October 2015

Social capital in the life-of-mine

  • By Anna Littleboy FAusIMM, Research Director – Resources, Community and Environment Program, Mineral Resources Flagship, CSIRO

Exploring the complex and changing relationship between minerals companies, communities and the environment

Resource prices hang over Australia’s national economy like a mercurial CEO – sometimes inspiring unrestrained confidence and risk-taking, sometimes driving downsizing and restructuring, and sometimes instilling thoughts about how to diversify business. Perhaps understandably, the public/policy debate tends to focus on the short-term impacts of market prices. But behind the fluctuations of these prices there is a constant – rising demand for minerals to support global economic development, and a continued striving for technological innovation that will allow greater efficiency and productivity to supply that demand. The most obvious example is the transition towards automation – enabling operations to decrease costs, increase throughput, build competitive advantage, and lower cut-off grades.

As the resources sector innovates, its footprint on the land and its people shifts. As our society develops, accelerated by the connectivity permitted through social networking, its relationship with resource operations evolves. Hence there is a feedback loop set up between mining operations and people that is dynamic, changeable and mediated by technology. This interaction, whilst inevitable and foreseeable, is very difficult to quantify.  

Technological innovation in the industry has been the subject of numerous articles in industry and academic publications. Centres of research excellence – such as CSIRO Mineral Resources, the ORE and Deep Exploration Technology Cooperative Research Centres (CRC ORE and DET CRC), the ARC Centre for Excellence in ore Deposits (CODES), and CRC Mining – are dedicated to the delivery of technology-based innovation to improve productivity and efficiency in the resources industry. Technological innovation is embedded into the psyche of the industry and is seen as a route to increased productivity.

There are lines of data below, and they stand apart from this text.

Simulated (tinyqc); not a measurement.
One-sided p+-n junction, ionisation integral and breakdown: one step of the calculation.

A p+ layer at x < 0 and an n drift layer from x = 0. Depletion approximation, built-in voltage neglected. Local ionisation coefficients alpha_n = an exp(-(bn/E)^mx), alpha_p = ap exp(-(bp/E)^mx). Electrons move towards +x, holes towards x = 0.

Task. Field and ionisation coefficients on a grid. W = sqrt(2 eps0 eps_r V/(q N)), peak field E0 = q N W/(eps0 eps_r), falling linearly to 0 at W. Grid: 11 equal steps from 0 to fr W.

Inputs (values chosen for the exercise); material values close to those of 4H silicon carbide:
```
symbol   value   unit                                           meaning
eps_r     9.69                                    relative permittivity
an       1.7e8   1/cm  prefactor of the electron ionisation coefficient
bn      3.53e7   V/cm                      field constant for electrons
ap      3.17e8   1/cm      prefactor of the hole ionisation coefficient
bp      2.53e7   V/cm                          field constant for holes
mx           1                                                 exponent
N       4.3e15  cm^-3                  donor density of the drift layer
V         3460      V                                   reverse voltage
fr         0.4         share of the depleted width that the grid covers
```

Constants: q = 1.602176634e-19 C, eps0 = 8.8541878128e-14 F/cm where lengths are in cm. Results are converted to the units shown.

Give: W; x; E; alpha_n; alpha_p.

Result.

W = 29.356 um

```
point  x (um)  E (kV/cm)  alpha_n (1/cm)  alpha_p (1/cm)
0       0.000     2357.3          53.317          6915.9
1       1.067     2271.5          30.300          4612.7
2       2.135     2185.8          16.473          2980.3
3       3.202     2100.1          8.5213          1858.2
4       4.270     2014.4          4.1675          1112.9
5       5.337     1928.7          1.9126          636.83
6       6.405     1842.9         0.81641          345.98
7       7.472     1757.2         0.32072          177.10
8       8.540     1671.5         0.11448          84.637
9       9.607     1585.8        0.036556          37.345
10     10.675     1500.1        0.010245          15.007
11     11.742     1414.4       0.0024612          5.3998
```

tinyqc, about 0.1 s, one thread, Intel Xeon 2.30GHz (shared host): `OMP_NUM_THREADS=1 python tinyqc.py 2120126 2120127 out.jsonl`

Less attention is paid to the changing nature of the social landscape in which operations are situated, despite some very obvious cause and effect relationships. A recent update of the CSIRO megatrends (Our Future World 2015) emphasises ‘porous boundaries’, ‘digital immersion’ and the ‘great expectations’ of consumers. These megatrends appear alongside the more common drivers of resource related research – those that derive from global consumption patterns.

Over the time frame of a 30 year operation, these trends – and the innovation that will follow – will substantially alter the nature of work, the nature of the workplace and our ability to monitor and manage the environment. This evolution, inevitable as it is, will drive significant change in what the industry expects from its local communities and in what the local and national communities expect from the industry.

For example, let’s look at automation again. Currently, one of the overriding benefits to local communities in the near vicinity of mining operations is employment (primary, secondary and tertiary). The automation of the truck fleets in the Pilbara will change the skills sets and number of jobs required at and around mine sites, but there are few estimates of these impacts. Conversations with industry representatives indicate a possible 30-40 per cent reduction in the near-mine workforce, as a result of halving the number of in-pit roles in an open-cut mine (McNab and Garcia-Vasquez, 2011). Some commentators identify that an increase in maintenance personnel will accompany the reduction in machine operators, as at El Teniente following the introduction of automated load-haul-dump machines (Bellamy and Pravica, 2010). But generally they predict that automation will culminate in a reduction in population of remote mining towns, a decrease in the lower skilled labour requirements for the mining sector, an increase in ‘fly-in, fly-out’ mining operations and remote control centres in larger cities – reducing employment overall in the sector.

Australia enjoys significant economic advantages as a result of its mature resources sector and the trade and the investment it brings to the country.  However, the very innovation intended to maintain this national advantage has the potential to erode the localised benefits experienced by mining communities. While the construction and initiation of new projects will inject finances into local economies, the longer term operational phases will, in the future, have less to offer local communities. A potential future problem or not?

Social licence, conflict and productivity

The International Council on Mining and Metals (ICMM, 2015) published data recently showing an exponential increase in the number of reported cases of significant mining/community conflict and displayed this against reported increases from annual surveys by the Business and Human Rights Resource Centre (Figure 1).

socialFig1

Delays cost, in more ways than one. Financial valuation tools are emerging, such as the IFC Financial Valuation Tool for Sustainability Investment (IFC, 2012), which argue a strong business case for the prevention of conflict (Jones et al, 2011) based on the identification of risks and flow-on effects from community opposition or conflict to the project. These costs can run into the billions (Davis and Franks, 2014). Moreover, an emerging correlation between market discount and social conflict (Henisz et al, 2013) suggests that conflict can, at the same time, wipe billions off shareholder value.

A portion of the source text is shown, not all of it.